Not All Women Like Pink
NSSF seminar provides tips on marketing to women
LAS VEGAS – “Not all women like pink.” That message drew rousing applause from attendees of a seminar at the SHOT Show Wednesday.
Marketing to Women was a panel discussion held by the National Shooting Sports Foundation, and gun industry members filled the hall to listen to seven female professionals in the field.
NSSF.org, the trade association for America’s firearms industry, conducts such events at SHOT to fulfill its mission to promote, protect and preserve hunting and shooting spots.
Attendees heard the expert panel tell them things to gain loyalty from women, who make up 35 percent of the new customers entering shooting sports. It’s the fastest growing category of the industry.
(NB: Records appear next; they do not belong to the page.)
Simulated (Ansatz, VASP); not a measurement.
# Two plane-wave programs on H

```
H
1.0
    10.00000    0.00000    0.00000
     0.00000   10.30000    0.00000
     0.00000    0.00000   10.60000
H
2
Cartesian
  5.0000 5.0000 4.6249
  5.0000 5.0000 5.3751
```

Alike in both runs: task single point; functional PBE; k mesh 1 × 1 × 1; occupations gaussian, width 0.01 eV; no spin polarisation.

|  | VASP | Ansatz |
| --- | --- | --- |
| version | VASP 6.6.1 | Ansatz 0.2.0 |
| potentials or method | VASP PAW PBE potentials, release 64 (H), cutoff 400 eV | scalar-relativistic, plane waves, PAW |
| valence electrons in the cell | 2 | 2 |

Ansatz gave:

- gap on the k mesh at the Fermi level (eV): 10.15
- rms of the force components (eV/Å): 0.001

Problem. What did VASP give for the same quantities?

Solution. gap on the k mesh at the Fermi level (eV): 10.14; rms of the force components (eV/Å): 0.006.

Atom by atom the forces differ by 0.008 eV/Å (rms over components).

The panel pointed out the nuances of making a woman happy, greeting them in the store to engaging them with more information to outfitting them correctly.
“I just want to start out by saying not all women are not alike and we don’t all love pink,” said Linda Powell, Mossberg’s director of media relations. “Keep in mind that the same guns that fit men do not fit women.
“It’s not as simple as just shortening a stock. You have to think about weight and balance. So when working with a women, make sure the gun fits her. She’s not going to enjoy hunting and shooting if the equipment doesn’t fit her.”
Randi Rogers, a world and nationally ranked competitive shooter, said women want options. If you don’t provide that personal touch and you can't provide what they want, they’ll go elsewhere and won’t come back.
“Take some actual time with your customers. If you show them lots of options, you’ll make that sale,” Rogers said. “Don’t assume either, because I know a lot of ladies who go out there and shoot their 45s.”
The panelists described negative experiences at retail outlets that subsequently missed out on their business. One woman was ignored completely; she wanted someone to at least say hello, good morning, something.
Another said she asked to see some items and after two the clerk curtly asked, “Are you going to buy something or what?”
Simple things like making the facility more inviting with good lighting, clean restrooms and a snack bar can go a long way.
Barbara Baird, an outdoor publisher/editor, said to treat women with respect to gain a repeat customer because women “don’t just buy a dress. We buy shoes, a purse, and we want all of that with a gun.”
Julie Golob, a professional markswoman and national/world champion, said just having products that fit women at the facility is important.
“They can go to a big box store and buy it, but if you have good ear and eye protection, you’re building a relationship that they feel more secure,” she said. “If you can stock a few women’s sizes, that’s very helpful.
“Also, gun case options. If you can give women options and offer colors, help them find it or special order. We don’t want to have the same black case that all the men have.”
Having products on hand to try out is critical, and the panelists said if you don’t have them, outlets should have catalogs. Be a resource on how to find what they want. If you give women information, they have a shopping loyalty.
Bryan and Sherry Labelle, who manufacture AR-15s in McKinney, Texas, attended the seminar and came away with information they said will help their business, Average Gun Guys.
“You don’t have to dumb it down for women,” Sherry said. “We are not stupid.”
“The biggest thing, it’s not just putting on a pink grip on a gun,” Bryan said. “Women look at technical specs and products similar to men.”
Kate Krueger, radio host of Talking Guns and an NRA instructor, said shops should not ignore the growing segment of women shooters. Do everything you can get attract their business, like employing a female in sales.
“When NSSF starting marketing this seminar, and I had these gals on the radio with me since October, my numbers quadrupled based off this seminar alone,” Krueger said. “So, there’s a big place to market for women.”
Powell ended the seminar saying that making shooting a pleasant experience for women can grow your business.
“The thing to remember is to make it fun,” she said, “make it enjoyable so they come back to hunt and shoot, and also come back in your store to buy products.”